The country needs to take urgent, drastic and expensive action to reverse the worrying downward trajectory of its native population numbers, Finance Minister Clyde Caruana told parliament on Wednesday.

Picking up on a public discussion sparked by the presentation of a report by professors Anna Borg and Prof Liberato Camilleri on perceptions towards a work-life balance with a specific focus on family size, the minister said he had done his own research and come up with worrying results.

Malta’s native population was currently 406,000 of whom 24% were aged over 65, he said. In 25 years' time, the native population would be 336,000 with 34% being elderly. And in 50 years time the Maltese population would be just 240,000 of whom 40% would be elderly.

A country could only develop when it had a young population, he said, but the figures for Malta were worrying, with 55% of couples only having one child.

The study by the two professors, as well as his own research, confirmed that a household’s income was a major factor in having children.

He had found from official data that in couples who only had one child, the average age of the father was 32.4 and that of the mother 31.4 when the child was born. Where couples had two children the father was 31 when the first child was born and the mother 29.

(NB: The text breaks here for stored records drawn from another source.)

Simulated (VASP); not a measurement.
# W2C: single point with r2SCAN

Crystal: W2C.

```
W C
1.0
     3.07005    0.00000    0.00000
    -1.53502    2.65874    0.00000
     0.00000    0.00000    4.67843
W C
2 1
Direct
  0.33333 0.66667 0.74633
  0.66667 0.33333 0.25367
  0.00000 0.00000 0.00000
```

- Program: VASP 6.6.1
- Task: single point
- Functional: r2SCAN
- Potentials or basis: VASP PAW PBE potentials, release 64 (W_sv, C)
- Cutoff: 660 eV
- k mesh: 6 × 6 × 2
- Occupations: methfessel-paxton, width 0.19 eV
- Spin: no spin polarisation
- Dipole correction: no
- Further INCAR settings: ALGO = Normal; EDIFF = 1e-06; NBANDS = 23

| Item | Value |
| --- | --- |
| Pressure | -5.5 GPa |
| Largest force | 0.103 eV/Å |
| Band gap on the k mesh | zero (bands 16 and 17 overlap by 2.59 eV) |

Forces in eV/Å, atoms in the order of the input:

Families that decided to only have one child had an average household income of €50,812. Those with two children had a household income average of €58,500.

It was clear that those who had more than one child had a better education, which led to better income, and therefore the option to start having children earlier, and have more than one.  

The question was what could be done to change the trajectory of population decline.

“We need to act now. The growth of the country can only come about on the back of a young well-prepared population and the figures do not show this,” the minister said.

Families needed to be encouraged to have a second child. It was not a question of adding €150 a year to children’s allowance, that only helped them raise their children, not have more.

To be able to have more children, couples needed thousands of euro per year in support, he said, such as a new tax compilation for those having more than one child.

“It will cost many millions (of euro) to make a difference. We need bold, drastic and immediate measures to make a difference, a change that would go down in history for changing the population trajectory,” Caruana said.